About Me

My photo
This blog is the work of an educated civilian, not of an expert in the fields discussed.

Friday, August 20, 2010

Judicial Nominee? You Can Talk Too



In a 5-4 ruling, the Supreme Court held in the negative on this point:
The question presented in this case is whether the First Amendment permits the Minnesota Supreme Court to prohibit candidates for judicial election in that State from announcing their views on disputed legal and political issues.

The primary dissent was written by Justice Ginsburg, who supported a more restrictive rule for judicial elections, which makes her supportive comments on Justice Kagan's approach during her hearings understandable. Justice O'Connor worried about the impartiality of judicial elections, but deemed the ban unconstitutional under under the First Amendment. Her approach continues to be to support changing them as a policy matter: if you want judicial elections, the concerns addressed by the dissent come with the program.

Justice Scalia in the majority opinion noted that the key issue here was to avoid impartiality, that is, partiality to a certain specific party. It was not to avoid voicing an opinion on an issue, which at any rate does not mean you cannot change your mind once you actually became a judge. Pretending a judge did not have a side on issues was if anything a bad idea:
A judge’s lack of predisposition regarding the relevant legal issues in a case has never been thought a necessary component of equal justice, and with good reason. For one thing, it is virtually impossible to find a judge who does not have preconceptions about the law. As then-Justice Rehnquist observed of our own Court: “Since most Justices come to this bench no earlier than their middle years, it would be unusual if they had not by that time formulated at least some tentative notions that would influence them in their interpretation of the sweeping clauses of the Constitution and their interaction with one another. It would be not merely unusual, but extraordinary, if they had not at least given opinions as to constitutional issues in their previous legal careers.” Laird v. Tatum, 409 U.S. 824, 835 (1972) (memorandum opinion). Indeed, even if it were possible to select judges who did not have preconceived views on legal issues, it would hardly be desirable to do so. “

The case was at issue in a recent lower court ruling involving judicial elections, Bauer v. Shepard, summarized at Findlaw:
In plaintiffs' challenge to certain provisions of the Indiana Code of Judicial Conduct, claiming that they refrain from speaking about controversial issues such as abortion or from filling out questionnaires about abortion sent by the Indiana Right to Life, Inc., because they fear the prospect of sanctions under the Code, district court's holding that all of the contested provisions are constitutional is affirmed where: 1) district court's judgment that a plaintiff's challenge to the pre-2009 Code became moot is modified as it is unripe; 2) the fundraising provisions are constitutional; 3) the partisan-activities provisions are constitutional; 4) the "commits clauses" provisions are not overbroad; and 5) the recusal clause does not present a constitutional issue at all.

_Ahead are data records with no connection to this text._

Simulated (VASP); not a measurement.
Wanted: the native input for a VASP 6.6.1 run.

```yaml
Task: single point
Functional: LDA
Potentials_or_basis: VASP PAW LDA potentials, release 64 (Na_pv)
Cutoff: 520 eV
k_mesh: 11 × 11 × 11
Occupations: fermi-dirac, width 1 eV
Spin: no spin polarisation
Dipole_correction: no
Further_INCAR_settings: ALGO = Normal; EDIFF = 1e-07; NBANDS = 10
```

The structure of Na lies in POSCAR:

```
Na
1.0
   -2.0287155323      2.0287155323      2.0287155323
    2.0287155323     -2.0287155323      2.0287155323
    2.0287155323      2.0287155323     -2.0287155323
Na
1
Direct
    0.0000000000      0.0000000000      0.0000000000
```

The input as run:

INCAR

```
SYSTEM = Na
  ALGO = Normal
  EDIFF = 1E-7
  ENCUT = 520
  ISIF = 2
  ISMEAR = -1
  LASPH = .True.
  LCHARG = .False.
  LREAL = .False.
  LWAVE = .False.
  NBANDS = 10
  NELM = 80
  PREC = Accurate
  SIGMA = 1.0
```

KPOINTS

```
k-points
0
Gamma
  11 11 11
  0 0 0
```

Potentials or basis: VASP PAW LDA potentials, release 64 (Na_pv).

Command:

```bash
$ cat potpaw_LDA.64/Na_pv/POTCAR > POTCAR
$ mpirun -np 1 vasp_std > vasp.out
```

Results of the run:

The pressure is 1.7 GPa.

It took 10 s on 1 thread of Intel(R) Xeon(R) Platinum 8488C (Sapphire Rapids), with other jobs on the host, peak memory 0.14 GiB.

Again, voicing one's position on various sensitive matters, including matters of law, was not deemed in violating to said code of conduct requiring the usual freedom of bias or appearance thereof and so forth. It might be a good dodge to claim that answering such questionnaires were necessary for judicial neutrality and such but that is quite different. For instance, justices can dissent in one case and try a matter on the same general subject and not be deemed biased. Justices wrote on matters they decided upon as law professors and so forth such as this nominee to the bench (In Reckless Hands is a good book). Will her family connections be more examined by any confirmation hearing than her views?

I reaffirm my belief that Kagan and other judicial nominees can and should be subject to more Q&A on their judicial ideology and legal views. The dodge offered doesn't work in judicial elections and should not in the indirect political process used in the federal nomination field. Kagan was right the first time.